A wish list for the new superintendent
I am only the third president of the CH-UH Teachers Union in 48 years. There is considerable job stability and longevity among school employees, but this does not seem to extend to administrators. During my more than 30 years at CH-UH, there have been at least eight superintendents (including interims), and I would have a difficult time counting the number of principals with whom I have worked. Administrators who have stayed for any significant amount of time have been few.
That being said, CH-UH will be hiring a new superintendent this spring, and with this important decision will probably come a host of other changes. I have noticed that within a year of the arrival of a new superintendent, most of the central office administration changes, as well. The central office structure will change to accommodate the new leadership, and a certain amount of upheaval will occur as people are assigned new responsibilities.

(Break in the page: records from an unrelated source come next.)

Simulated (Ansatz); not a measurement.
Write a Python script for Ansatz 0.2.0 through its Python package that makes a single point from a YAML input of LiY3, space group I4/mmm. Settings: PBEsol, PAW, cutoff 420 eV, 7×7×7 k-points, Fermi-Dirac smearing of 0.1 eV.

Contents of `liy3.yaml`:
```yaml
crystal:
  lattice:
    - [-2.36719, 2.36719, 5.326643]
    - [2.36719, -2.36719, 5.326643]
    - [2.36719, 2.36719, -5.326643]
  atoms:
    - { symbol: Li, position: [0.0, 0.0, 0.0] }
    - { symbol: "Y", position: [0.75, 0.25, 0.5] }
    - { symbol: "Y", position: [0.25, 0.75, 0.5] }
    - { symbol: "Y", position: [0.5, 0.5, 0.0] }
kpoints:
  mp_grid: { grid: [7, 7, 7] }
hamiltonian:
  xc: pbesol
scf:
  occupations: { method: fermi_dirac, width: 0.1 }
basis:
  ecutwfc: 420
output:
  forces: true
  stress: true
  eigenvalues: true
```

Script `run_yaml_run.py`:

Little of what goes on in central administration has a direct impact on what happens in the classrooms, though there will be a trickle-down effect as new procedures are put in place. This can be disruptive, although sometimes in a good way.
The teachers union has as much input into the selection of a new superintendent as everyone else. In other words, we were invited to focus groups and to fill out leadership surveys concerning which 10 aspects of leadership, out of 33 choices, are most important in a leader.
Personally, I do not have much confidence that the search firm hired to identify potential candidates will use this information to find someone who really fits well in CH-UH. There are very few people in education with the ideal credentials who want to be a superintendent of a district of our size and demographic.
My wish list of attributes for the new CH-UH superintendent is long. I hope that we hire someone who doesn’t believe that standardized test scores define children, and who doesn’t believe the misleading data compiled by the state of Ohio regarding our students. I want someone who is willing to speak out against the inequalities and injustices in school funding in our state, and someone who is not reluctant to mobilize the community around these issues.
I want us to hire a leader who will take the time to learn what we do well in our schools and in our community, and what makes us unique. Many school leaders come with a mindset that whatever they did in their last school district is the way to do it here. We want someone who is open-minded, who will listen to different points of view, and who will make decisions that can be explained and accounted for.
We need someone who can admit a mistake and then work hard to correct it. We need someone who praises people for the good work they do, and is willing to hold people accountable when improvement is needed. We want someone who is compassionate, energetic, and willing to compromise, but who also has a vision to make us better.
How will our board of education find and retain such a leader? I wish our board well as it takes on this formidable task. I can offer the board assurances that the teachers and support staff I represent will continue to serve our students well, and that the union will continue its collaborative efforts with district administration.
Ari Klein is a lifelong community member, math teacher at Cleveland Heights High School, and president of the Cleveland Heights Teachers Union.